ABA American Bar Association, Section of Litigation, Alternative Dispute ResolutionThis article was also published by the American Bar Association’s Section of Litigation, Alternative Dispute Resolution Committee.

Employee can be fired for behavior during mediation

In Benes v. A.B. Data, Ltd., 2013 WL 3838112 (7th Cir. 2013), the plaintiff filed a Title VII claim against his then current employer alleging sex discrimination. During the mediation, at a point where the mediator had the parties in separate rooms, the plaintiff, without permission from the mediator, stormed into the defendant’s room and stated loudly “You can take your proposal and shove it up your ass and fire me and I’ll see you in court.” Within an hour, as Judge Easterbrook slyly put it, the defendant accepted the plaintiff’s counterproposal and fired him. Plaintiff then abandoned his claim of sex discrimination and instead argued that the firing due to his mediation conduct was an unlawful retaliation for his bringing a Title VII action.

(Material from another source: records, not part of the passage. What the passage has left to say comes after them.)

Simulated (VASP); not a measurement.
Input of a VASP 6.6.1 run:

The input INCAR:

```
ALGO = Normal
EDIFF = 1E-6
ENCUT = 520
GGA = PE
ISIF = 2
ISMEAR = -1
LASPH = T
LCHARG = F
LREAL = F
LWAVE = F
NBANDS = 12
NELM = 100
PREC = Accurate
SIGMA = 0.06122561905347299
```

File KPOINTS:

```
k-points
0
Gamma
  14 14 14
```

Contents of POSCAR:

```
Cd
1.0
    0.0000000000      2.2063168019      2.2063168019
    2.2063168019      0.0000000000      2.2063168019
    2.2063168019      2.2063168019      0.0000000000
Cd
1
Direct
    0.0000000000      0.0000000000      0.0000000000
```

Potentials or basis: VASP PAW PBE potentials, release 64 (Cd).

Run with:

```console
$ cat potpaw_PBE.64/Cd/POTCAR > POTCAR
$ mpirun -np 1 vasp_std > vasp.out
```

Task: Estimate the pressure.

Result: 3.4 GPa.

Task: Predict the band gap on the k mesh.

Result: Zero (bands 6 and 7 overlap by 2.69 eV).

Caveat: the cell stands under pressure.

The Seventh Circuit upheld the dismissal of this claim because Title VII only bars retaliation for the act of filing a claim, and the plaintiff was fired for misconduct during a mediation. The court noted that the plaintiff could surely be fired if he assaulted the defendant’s representatives during the mediation, and his misconduct (going into the other side’s room without the mediator’s permission), while less serious, was nonetheless a clear breach of mediation protocols. The plaintiff was therefore lawfully fired for misconduct, not for the act of bringing a Title VII claim. The court also noted from a policy standpoint that allowing an employer to fire an employee for this kind of misconduct would not deter any reasonable person from pursuing a Title VII claim.